A fair dice was thrown 10 times, and it's been registered that all numbers 1-6 have appeared at least once. If this is true, what's the probability that at least 2 sixes have appeared?
At first I thought I should calculate the amount of combinations of die throws that the 6 numbers that have definitely appeared as $\binom{10}{6}$, then dividing it by the amount of all possible outcomes, $6^{10}$, and then multiply it with the probability of throwing at least 1 six in the remaining 4 throws, since one has already been registered, $P(A)= 1-\left(\frac56\right)^4$.

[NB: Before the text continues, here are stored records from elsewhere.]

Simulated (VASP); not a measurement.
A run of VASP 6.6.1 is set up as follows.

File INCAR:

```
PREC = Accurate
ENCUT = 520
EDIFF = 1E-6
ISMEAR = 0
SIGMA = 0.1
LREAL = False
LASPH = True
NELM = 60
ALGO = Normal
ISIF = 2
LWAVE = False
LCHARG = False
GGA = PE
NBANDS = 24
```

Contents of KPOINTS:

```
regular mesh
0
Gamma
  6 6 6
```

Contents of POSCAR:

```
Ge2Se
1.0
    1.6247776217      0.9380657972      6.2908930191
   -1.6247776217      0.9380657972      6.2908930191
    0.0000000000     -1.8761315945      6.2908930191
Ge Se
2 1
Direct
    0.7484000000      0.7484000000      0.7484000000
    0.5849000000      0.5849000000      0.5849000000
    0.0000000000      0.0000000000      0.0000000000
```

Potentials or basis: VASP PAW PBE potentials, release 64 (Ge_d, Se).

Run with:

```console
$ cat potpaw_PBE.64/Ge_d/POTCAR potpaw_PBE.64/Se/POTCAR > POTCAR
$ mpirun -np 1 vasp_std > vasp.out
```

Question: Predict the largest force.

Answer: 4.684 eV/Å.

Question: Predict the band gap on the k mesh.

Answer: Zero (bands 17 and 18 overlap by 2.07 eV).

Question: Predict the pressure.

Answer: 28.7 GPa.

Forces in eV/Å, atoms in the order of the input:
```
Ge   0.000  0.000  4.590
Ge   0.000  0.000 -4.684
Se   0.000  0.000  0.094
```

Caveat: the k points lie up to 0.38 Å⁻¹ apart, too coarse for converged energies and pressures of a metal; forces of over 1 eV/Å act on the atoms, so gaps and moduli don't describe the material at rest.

Then I began to have serious doubts, as $6^{10}$ is an insanely large number, and whether I'd even need the possible outcomes of the 6 numbers that were thrown, and the only solution I could think of is that the all that matters would be the 4 throws we don't know about, regardless of in which throw we got one of the numbers 1-6, and that the answer would be the already mentioned: $$P(A)= 1-\left(\frac56\right)^4$$
Now I'm having minor doubts about this approach, and don't have a solution to this problem, so I would really appreciate if someone could tell me if this way of thinking is right or wrong.
Best Answer
Computing the Probabilities
Using Inclusion-Exclusion to compute the number of ways to get all five faces ($1$-$5$) with $d-n$ dice, we get that the number of ways to have $n$ sixes with $d$ dice is $$ \binom{d}{n}\left[\binom{5}{0}5^{d-n}-\binom{5}{1}4^{d-n}+\binom{5}{2}3^{d-n}-\binom{5}{3}2^{d-n}+\binom{5}{4}1^{d-n}-\binom{5}{5}0^{d-n}\right] $$ Therefore, the probability of getting $2$ or more sixes, given that we have at least $1$ six is $$ \frac{\displaystyle\sum_{n=2}^d\binom{d}{n}\left[\binom{5}{0}5^{d-n}-\binom{5}{1}4^{d-n}+\binom{5}{2}3^{d-n}-\binom{5}{3}2^{d-n}+\binom{5}{4}1^{d-n}-\binom{5}{5}0^{d-n}\right]}{\displaystyle\sum_{n=1}^d\binom{d}{n}\left[\binom{5}{0}5^{d-n}-\binom{5}{1}4^{d-n}+\binom{5}{2}3^{d-n}-\binom{5}{3}2^{d-n}+\binom{5}{4}1^{d-n}-\binom{5}{5}0^{d-n}\right] } $$ The results for different values of $d$: $$ \begin{array}{c|c} d&p&\text{approx}\\\hline 6&0&0.000000\\ 7&\frac16&0.166667\\ 8&\frac{17}{57}&0.298246\\ 9&\frac{17}{42}&0.404762\\ \color{#C00000}{10}&\color{#C00000}{\frac{1606}{3261}}&\color{#C00000}{0.492487}\\ 11&\frac{293}{518}&0.565637\\ 12&\frac{18868}{30083}&0.627198 \end{array} $$
Applying the Principle of Inclusion-Exclusion
Above, it is mentioned that we used inclusion-exclusion to compute the number of ways to get all five faces with $d-n$ dice.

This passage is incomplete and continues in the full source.